Homage and Observation: Enacting Sight
As part of my two week residency at SKOL' s Marking Space: A Drawing Research Lab, I decided to present workshops that lent themselves to two different aspects of my practice, my first, entitled Homage and Observation: Enacting Sight hosted this past week approached our somewhat complicated relationship to drawing from observation. Practiced by a great many artists, drawing from observation has taught us a number of things - to appreciate, to question, to slow down and look, and in the best of cases it has resulted in us taking up this act ourselves, participating in the art of recording perception through mark. But with the sheer number of images we are flooded with every day (not to mention the number of screens we view them on), we have less and less endurance for actually looking at something. Hard.
And recording experience in a series of marks is not in itself a simple task. Life presents itself in a multitude of ways : as sounds, colors, movements. It comes in and out of focus, repeats itself; it closes in around you. How can we record the full complexity of these influences? In the Homage and Observation workshop we aimed to tackle this challenge in a 2 hour drawing session that attacked the senses.

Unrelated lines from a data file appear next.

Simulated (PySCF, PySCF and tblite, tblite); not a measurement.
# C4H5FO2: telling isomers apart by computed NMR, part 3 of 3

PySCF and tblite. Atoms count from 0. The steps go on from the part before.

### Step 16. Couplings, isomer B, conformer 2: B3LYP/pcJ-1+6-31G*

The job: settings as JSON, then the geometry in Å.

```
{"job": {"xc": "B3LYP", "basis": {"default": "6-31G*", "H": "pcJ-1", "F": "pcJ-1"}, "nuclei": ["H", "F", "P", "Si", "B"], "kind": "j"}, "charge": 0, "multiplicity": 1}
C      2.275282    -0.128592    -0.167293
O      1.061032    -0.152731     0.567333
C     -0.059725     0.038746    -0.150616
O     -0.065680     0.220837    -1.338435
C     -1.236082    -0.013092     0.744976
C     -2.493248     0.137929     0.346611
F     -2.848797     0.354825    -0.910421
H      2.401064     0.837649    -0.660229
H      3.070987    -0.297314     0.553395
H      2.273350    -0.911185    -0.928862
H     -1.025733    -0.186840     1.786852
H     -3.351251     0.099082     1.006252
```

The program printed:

Participants were presented with a slideshow of well-known contemporary and historic images, moving from representational to abstract in nature. While the drawers had likely seen these images many times before (Ex: the Mona Lisa), they were shown them in a set of varying conditions. Lights flashed in different colors, while images moved in and out of focus. Ambient sounds, harsh tones, and white noise played from the loud speaker. The room temperature changed. As conditions shifted, participants were asked to pay attention to how they noted these changes in their mark-making.
While a feat of endurance, participants left with an increased sensitivity to the forces at work in observation, allowing them to flow into one another in the process of drawing.